In brief

In brief

  • The successful digital transformation of the federal government will depend on a new breed of chief information officers (CIOs).
  • These new leaders, charged with navigating the largest IT transformation ever attempted, face shifting cultural norms and accelerating change.
  • A panel of IT experts discuss the evolving role of the CIO, and how greater empowerment will create more successful digital transformations.

In this brief, Troy Schneider, editor-in-chief of FCW and GCN, leads government and industry experts in a panel discussion of big data, analytics, and artificial intelligence, highlighting the transforming role of the federal CIO.

A new measure of IT success

The measure of IT success in the federal sector is changing. For some stakeholders, declaring victory will happen when a digitally transformed government can regularly deliver services in ways that resemble consumers’ experience in the private sector.

Dave McClure, CIO advisory lead, Accenture Federal Services, agreed that CIOs will be critical to the digital transformation of government. He told IT leaders attending the conference that he “would like to see the recruitment of CIOs who have some business background and understand how to partner and create solutions in quicker time frames than what we have historically been doing in government”.

"We have technology that actually can improve government quite quickly. It’s the adoption and the business case and the dialogue that’s not sophisticated."

— Dave McClure, Principal Director, Federal CIO Advisory Services – Accenture Federal Services

A digital awakening

“Being able to talk in a hybrid manner is critical for CIOs,” said McClure, who characterized the government’s shift away from legacy systems as “the great digital awakening.”

That awakening is at an inflection point, the conference’s experts said, and CIOs will lead the charge to knock down impediments to change. Among those challenges is resistance to using new tools, particularly in risk-averse environments that resist change.

Enabling cultural and political change

IT can help CIOs and other transformational leaders to break the impasse. For example, evolving platform technologies will help the next generation of CIOs overcome resistance, in part by triggering cultural and political shifts.

Knocking down barriers to change

In the push to achieve digital transformation, federal agencies are proceeding at different paces. Among the leaders, the U.S. Department of Agriculture is making structural changes that promote the digital transformation of government, the conference speakers said.

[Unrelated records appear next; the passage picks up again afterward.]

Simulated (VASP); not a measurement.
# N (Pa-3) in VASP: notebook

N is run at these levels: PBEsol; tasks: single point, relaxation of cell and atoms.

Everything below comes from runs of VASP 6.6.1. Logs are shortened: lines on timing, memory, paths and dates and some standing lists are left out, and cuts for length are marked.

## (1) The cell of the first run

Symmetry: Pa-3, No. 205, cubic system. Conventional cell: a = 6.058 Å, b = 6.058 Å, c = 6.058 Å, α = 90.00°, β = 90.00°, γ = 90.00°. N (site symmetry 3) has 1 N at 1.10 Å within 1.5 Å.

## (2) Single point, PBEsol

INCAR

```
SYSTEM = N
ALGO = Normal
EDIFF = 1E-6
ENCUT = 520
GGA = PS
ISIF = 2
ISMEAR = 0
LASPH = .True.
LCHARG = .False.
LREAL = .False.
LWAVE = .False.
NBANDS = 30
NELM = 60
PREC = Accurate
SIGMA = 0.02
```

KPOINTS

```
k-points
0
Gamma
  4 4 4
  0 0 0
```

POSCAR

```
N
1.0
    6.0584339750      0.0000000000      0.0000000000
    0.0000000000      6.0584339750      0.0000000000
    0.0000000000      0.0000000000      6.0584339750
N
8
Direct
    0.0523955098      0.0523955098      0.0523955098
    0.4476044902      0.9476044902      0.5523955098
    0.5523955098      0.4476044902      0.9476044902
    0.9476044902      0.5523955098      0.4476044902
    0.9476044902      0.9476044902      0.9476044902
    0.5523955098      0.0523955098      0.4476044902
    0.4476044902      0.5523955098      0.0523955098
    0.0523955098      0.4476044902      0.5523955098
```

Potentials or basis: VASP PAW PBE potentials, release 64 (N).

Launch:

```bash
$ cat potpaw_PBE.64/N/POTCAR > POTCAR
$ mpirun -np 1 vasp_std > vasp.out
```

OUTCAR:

Under the leadership of Secretary Sonny Perdue, the department has streamlined IT leadership, consolidating 22 component CIOs into nine mission-area assistant CIOs. The change has reduced bureaucratic barriers and improved communication, said Francisco Salguero, deputy chief information officer at USDA. “That’s the cultural shift we’re making, enabling people to talk more about mission,” Salguero said.

“Sonny Perdue, at USDA, he’s not giving speeches about modernization,” McClure said. “He’s making it happen.”